Things like this used to make mad. Now I grieve. I grieve over the bondage that this lie puts on both men and women, and it is not God’s will.
Yes, Kathryn, I saw that at CBE, and I absolutely agree with you. I just wish we had the outlets the comps have in getting published. We have a lot of catching up to do.
I wrote this on your blog at Christians For Biblical Equality Shawna, but I’ll say it again: Did anyone notice that Barbara Billingsley, the wonderful actress who had us all believing that she was June Cleaver, was in fact herself a working mother? Ditto for other ’50’s T. V. mothers. The bottom line is, you’re right: Mark Driscoll’s attitude is cultural, not Biblical. It’s time we urged women to speak up, not shut up. The woman at the well preached to the men, and Jesus reaped a two-day teaching ministry because of it.
I like what you write 🙂
welcome to Rev Gals by the way
Eric, I agree–his blog is like that as well. I did have a Mars Hill attender leave a comment on my letter to Salon that Driscoll and the church were misrepresented. I told him I wish I could believe that but couldn’t due to Driscoll’s blog and his responses on Out of Ur.
Mary, one of the reasons I started this blog was because there was no place for a Christian feminist like me. I hope you and your hubby fill another void in bloggerdom.
That article was soooo sad! It made me angry too. Here’s a minister in a grocery store who has the opportunity to witness to a stanger but instead thinks “Shutting Her Up” was the better thing to do. My husband and I have been talking about starting our own blog. We would be considered “fundies” by most of the bloggers I read, but no where do I see anything close to our interpretations and ideas of what the Bible really has to say about the roles of men and women.

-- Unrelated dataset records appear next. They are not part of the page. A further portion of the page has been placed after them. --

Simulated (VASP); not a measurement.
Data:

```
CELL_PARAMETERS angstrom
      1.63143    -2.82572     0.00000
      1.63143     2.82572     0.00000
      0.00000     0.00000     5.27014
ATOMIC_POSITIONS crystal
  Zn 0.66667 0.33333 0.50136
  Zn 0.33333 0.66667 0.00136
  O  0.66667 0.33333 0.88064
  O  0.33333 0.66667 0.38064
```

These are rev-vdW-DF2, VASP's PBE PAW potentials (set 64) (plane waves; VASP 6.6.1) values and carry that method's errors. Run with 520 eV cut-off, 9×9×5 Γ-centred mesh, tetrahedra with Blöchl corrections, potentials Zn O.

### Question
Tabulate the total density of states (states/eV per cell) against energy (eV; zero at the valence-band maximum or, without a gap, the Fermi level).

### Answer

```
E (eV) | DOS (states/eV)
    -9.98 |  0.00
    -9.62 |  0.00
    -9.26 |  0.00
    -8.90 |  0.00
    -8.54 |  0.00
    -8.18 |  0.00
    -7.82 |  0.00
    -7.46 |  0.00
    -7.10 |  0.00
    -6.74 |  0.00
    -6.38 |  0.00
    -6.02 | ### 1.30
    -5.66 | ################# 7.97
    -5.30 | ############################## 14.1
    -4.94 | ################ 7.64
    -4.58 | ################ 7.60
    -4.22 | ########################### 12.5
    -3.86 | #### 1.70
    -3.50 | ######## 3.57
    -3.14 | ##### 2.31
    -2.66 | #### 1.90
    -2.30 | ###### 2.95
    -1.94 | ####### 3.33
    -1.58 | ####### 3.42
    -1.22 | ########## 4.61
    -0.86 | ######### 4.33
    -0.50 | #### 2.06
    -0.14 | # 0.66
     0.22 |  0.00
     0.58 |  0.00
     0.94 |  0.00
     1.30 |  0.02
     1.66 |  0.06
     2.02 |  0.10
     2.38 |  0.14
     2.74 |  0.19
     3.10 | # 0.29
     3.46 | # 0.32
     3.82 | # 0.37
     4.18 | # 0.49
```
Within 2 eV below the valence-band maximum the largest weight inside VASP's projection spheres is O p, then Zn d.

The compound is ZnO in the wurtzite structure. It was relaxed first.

Eric, my experience with the “Reformed” is that basically if you don’t “get it” you’re reprobate and loving your sin, not worthy of their time.
I am no fan of Mark Driscoll. Beside his views on women ministering in the church, his hatred for Arminians is equally severe. If you aren’t Reformed, you have nothing of theological value to add.
He has responded with great anger and a complete lack of Christlikeness on the Out of Ur blog to Brian McLaren several times.